The internet consists of many interconnected Autonomous Systems. These are individually managed networks with different architectures, topologies and capacities, which are connected through so-called Border Routers. Within Autonomous Systems, individual systems, called Nodes, are connected through ordinary Routers. It is these fundamental design elements of the internet which we will reapply within the context of routing electrical energy.
Routing electrical energy
In traditional systems electrical energy is distributed top-down, from a few large power plants producing energy at immense voltages down to many small houses and electricity sockets. In these situations electrical energy typically flows in a single direction, from high-voltage generation down to medium-voltage distribution down to consumption.

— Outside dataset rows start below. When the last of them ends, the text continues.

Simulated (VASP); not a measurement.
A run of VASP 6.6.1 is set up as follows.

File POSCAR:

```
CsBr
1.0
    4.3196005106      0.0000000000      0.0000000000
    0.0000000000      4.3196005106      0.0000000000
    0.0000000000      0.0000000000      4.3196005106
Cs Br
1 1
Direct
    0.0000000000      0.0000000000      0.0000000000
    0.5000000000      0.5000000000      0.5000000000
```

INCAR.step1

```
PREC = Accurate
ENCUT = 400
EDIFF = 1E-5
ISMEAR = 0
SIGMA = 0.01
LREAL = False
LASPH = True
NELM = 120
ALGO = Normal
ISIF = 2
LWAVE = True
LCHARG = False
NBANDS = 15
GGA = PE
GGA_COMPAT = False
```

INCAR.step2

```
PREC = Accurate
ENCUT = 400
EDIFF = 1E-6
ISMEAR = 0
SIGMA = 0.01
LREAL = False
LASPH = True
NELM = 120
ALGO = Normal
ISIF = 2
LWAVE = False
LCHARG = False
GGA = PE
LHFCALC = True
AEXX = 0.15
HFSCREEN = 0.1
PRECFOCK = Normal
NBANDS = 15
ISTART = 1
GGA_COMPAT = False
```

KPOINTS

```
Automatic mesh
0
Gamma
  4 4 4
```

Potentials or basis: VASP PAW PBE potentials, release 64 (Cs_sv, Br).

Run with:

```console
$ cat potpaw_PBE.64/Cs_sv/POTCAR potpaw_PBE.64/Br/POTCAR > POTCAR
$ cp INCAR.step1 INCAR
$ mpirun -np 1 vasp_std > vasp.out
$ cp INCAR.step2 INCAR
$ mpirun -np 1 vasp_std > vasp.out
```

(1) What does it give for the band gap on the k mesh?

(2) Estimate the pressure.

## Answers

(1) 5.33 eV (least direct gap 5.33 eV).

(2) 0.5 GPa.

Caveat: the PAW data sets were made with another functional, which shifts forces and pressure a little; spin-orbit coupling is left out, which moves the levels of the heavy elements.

In distributed production scenario’s, where decentralized microgeneration is the main source of energy, this is not so straight forward and energy can essentially flow in any direction. But how to get the right amount of energy in the right place, how to assure that enough energy is available and how to assure that an outage in one side of the net does not take the rest of the net with it?
The Energy Router
Meet the Energy Router, an semi-autonomous agent able to control and measure the flow of electrical energy between and within Nodes, which represent individual units of consumption, storage and production (like households, buildings or administrative units). It essentially forms the border point between the Internal Network working on a lower voltage and the microgrid. The task of the Energy Router is to regulate demand and supply of energy, co-maintaining the grid’s stability as well as that of the Internal Network.
The Energy Router gathers data and controls energy sources like Maximum Power Point Trackers (MPPT) for solar panels, Battery Management Systems (BMS) and communicates directly with appliances or their power supplies as well as the Energy Router’s of other Nodes.
While being internet-connected the Energy Router essentially performs its tasks without, communicating with other Energy Routers by changing voltages. However, when an internet-connection is provided the Energy Routers in a network form an intelligent multi-agent system. Collectively, the routers are able to optimize storage, supply and demand by negotiating current and future (predicted) requirements and availability of energy as well as integrating external information such as weather data from third parties.
The Autonomous System
On the Internet, an Autonomous System is an independently managed network and in The Internet of Energy this is much the same: Interconnected Nodes form Autonomous Systems that are opaque to the outside world and will function regardless of and autonomous from it.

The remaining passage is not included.